Imagine my surprise when I discovered that there was in fact normative wording regarding past drafts in draft-05 through draft-07. From draft-05 (the relevant wording is carried through draft-07 unchanged):

Values for this property ["$schema"] are defined in other documents and by other parties. JSON Schema implementations SHOULD implement support for current and previous published drafts of JSON Schema vocabularies as deemed reasonable.

First of all, why did you not simply quote and link this specification text? I asked repeatedly for any sort of written evidence of compatibility requirements. All you needed to do was show this to me, and we could have saved a tremendous amount of effort and frustration. I had been working from the draft-03 and draft-04 text, which has no such requirements, and since you were referencing those as well, I assumed I was looking at the right thing.
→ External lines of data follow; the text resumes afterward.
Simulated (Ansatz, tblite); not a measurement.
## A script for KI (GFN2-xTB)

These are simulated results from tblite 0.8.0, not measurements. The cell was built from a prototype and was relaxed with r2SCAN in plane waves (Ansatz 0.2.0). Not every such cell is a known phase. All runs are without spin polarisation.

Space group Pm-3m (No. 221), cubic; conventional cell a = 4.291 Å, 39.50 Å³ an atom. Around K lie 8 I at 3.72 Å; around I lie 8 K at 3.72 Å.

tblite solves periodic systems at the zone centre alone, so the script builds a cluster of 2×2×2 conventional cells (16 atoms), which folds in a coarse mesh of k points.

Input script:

Anyway, I was wrong in my assertion that there was never any language around this. There was, for four drafts (wright-00 and -01, handrews-00 and -01).

Having discovered that, I went and hunted down the PRs where you added that language, and where I removed that language.

@awwright, you added that language in PR https://github.com/json-schema-org/json-schema-spec/pull/50 "Fix a lot of id/ref/dereferencing problems", which you posted on Sept. 15, 2016 at 1:31PM PDT, and merged less than two days later with no reviews and no comments at 8:50 AM PDT. I went back through my email from around that time and could not find any relevant discussion on the old mailing list, although I did not spend too much time digging.

But it's pretty clear that even if that then-new backwards-compatibility SHOULD was discussed at some point, it was definitely not subject to a typical PR review and approval process. That doesn't invalidate it – we had not yet agreed on that sort of process question. But it's relevant in terms of how much you can claim to have gotten buy-in for it.

Furthermore, it's a SHOULD rather than a MUST, and comes with a "deemed reasonable" qualifier. That is hardly an ironclad guarantee of compatibility-interoperability. And the language does not give any guidance on what an implementation ought to do if it encounters a $schema of a draft it has not implemented.

Looking at that text, I don't see any reason that an implementation couldn't refuse to process such a schema. If it did not refuse to process it, then it would obviously be processing it by mismatched rules, and certainly by draft-07 that was pretty problematic. I know you don't think so, but I am not aware of any draft-07 implementation that would correctly handle draft-04's id and exclusive*, for example, while it was processing using draft-07's rules.

The case of not having a $schema at all does not seem to lend itself to interoperability either, as again AFAIK implementations assume a default draft, and processing by the wrong draft will produce an incorrect outcome. Definitely not interoperable.

Having dug that up, I went to find out where I'd removed that language, which was in PR https://github.com/json-schema-org/json-schema-spec/pull/671 '"$vocabulary" and basic vocabulary support.' opened on Nov. 10, 2018.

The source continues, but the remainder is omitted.